Here is the widest path for the complete MasterGo database. The widest path consists of the most common starting move, followed by the most common follow-up to that move, etcetera. Note that the MasterGo database contains mostly games from the 1990s. Note also that MasterGo looks at all games in which the given position was present, irrespective of the order of moves to get there, and that it when necessary will turn or flip the board to get there. - Andre Engels
evpsych Thanks for posting this. Is the widest path the same as the best path in practice? If not, how would the best path differ? Which moves win the most?
Charles Matthews This is information about fashion, mostly. For an ambitious pro the choice is something like this: be an 'early adopter' of the patterns that are currently most prominent, or instead come up with your own research. I don't think either of these is really recommended for those just learning.
MasterGo widest path move 1-10
MasterGo widest path move 11-19
The smallest path ends at black 19. Follow-ups are white e (played by Yu Chae-hyeong against An Tal-hun in the Korean promotion tournament 1998) and white f (Nakazawa Ayako against Chinen Kaori in the 1997 women's Honinbo semifinals).

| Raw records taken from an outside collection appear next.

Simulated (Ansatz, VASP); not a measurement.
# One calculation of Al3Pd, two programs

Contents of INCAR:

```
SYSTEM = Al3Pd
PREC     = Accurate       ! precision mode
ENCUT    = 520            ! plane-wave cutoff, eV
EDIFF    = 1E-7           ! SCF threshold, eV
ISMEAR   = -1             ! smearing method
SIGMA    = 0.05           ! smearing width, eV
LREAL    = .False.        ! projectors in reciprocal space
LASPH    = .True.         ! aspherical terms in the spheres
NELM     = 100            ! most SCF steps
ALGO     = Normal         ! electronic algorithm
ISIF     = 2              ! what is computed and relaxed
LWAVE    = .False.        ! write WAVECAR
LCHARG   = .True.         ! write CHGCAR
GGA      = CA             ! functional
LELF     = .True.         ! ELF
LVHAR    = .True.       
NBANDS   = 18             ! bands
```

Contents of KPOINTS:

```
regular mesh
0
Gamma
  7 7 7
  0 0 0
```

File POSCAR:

I did the same with my program, but using amateur games as well and noticed that the path converges and diverges several times, and even at move 39 there are still variations. A Fuseki library of 450,000 games is used.
It becomes obvious that including strong amateur play in the "widest path" leads to a much thicker Fuseki tree. Even ten moves past the terminal node of the pro-based widest path, amateur Fuseki - if you can call it fuseki at this stage - is much more varied, as expected. At this position there were still 6 variations over 39 games.